As to whether or not it's worth it to see if that happens is entirely up to OP and his siblings. I know nowhere near enough of the situation to begin to weigh one way or the other.


I've got a DMPC in one of my current games. To be honest, I never expected him to join the party, it just kind of happened through Role Play and it just made sense. I built the character as a side passion project, threw him into the story as a flavor additive. The PCs invited him to tag along and it was in character for him to want to look after the little one, so he joined. He's also just kind of an optimized Monk puncher, so he's not terribly powerful, but he deals damage consistently enough in combat to lend some damage support to the group. He doesn't exactly lead or make any decisions, just follows the party and helps them kill things like the good Strong-but-Silent Type Half Orc Monk Fist of the Forest that he is.

It helps that the Party is unusually small. I have two players in that group, so I even granted them some cohorts to help balance out the party as well. For a DMPC, he's one of the least offensive I've seen, and largely due to the fact that he was absolutely never intended to be one.

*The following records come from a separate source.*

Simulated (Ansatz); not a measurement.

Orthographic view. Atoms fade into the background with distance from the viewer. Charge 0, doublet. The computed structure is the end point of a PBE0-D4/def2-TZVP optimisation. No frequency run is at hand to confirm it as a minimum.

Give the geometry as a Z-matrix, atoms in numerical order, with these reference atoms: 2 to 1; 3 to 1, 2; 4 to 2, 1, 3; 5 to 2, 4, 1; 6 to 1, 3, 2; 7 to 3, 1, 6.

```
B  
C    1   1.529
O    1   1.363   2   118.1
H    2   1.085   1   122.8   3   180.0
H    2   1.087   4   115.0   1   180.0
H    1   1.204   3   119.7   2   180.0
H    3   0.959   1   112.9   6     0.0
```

I fall on the other side of the line from Nifft about DMPCs being always a bad thing, but what you're describing sounds more like an NPC than a DMPC. A DMPC is, quite literally, a DM's PC with agency and everything. It can work, but far more rarely than many who run them suspect - and at best, they have only the semblance of agency but don't actually make the important decisions.

Chrysamere
2017-11-30, 05:51 AM
I do hope you keep us updated. Family D&D is always a joy to read about. :smallwink:

Well, here I am. Hopefully I don't get too sidetracked by the DMPC argument.

I tried to see what I could do about talking to everybody about their characters and what we needed to do to get started playing. Unfortunately, dad was the only one I was able to hold a conversation with about it. I asked him if he would rather run an NPC Rogue if it would be easier on him. He explained that he was fine either NPCing a Rogue or a Fighter, but he had his dwarf fighter already ready to go, and proceeded to explain how a cleric makes an okay npc since 'all they really do is heal' (he seems to be stuck in cleric = healbot mode from his ad&d days) and that a wizard was, frankly, impossible to npc because knowing the adventure in advance would give a wizard npc the foreknowledge to prepare the perfect spells for all the encounters, unless he prepared the wrong spells on purpose.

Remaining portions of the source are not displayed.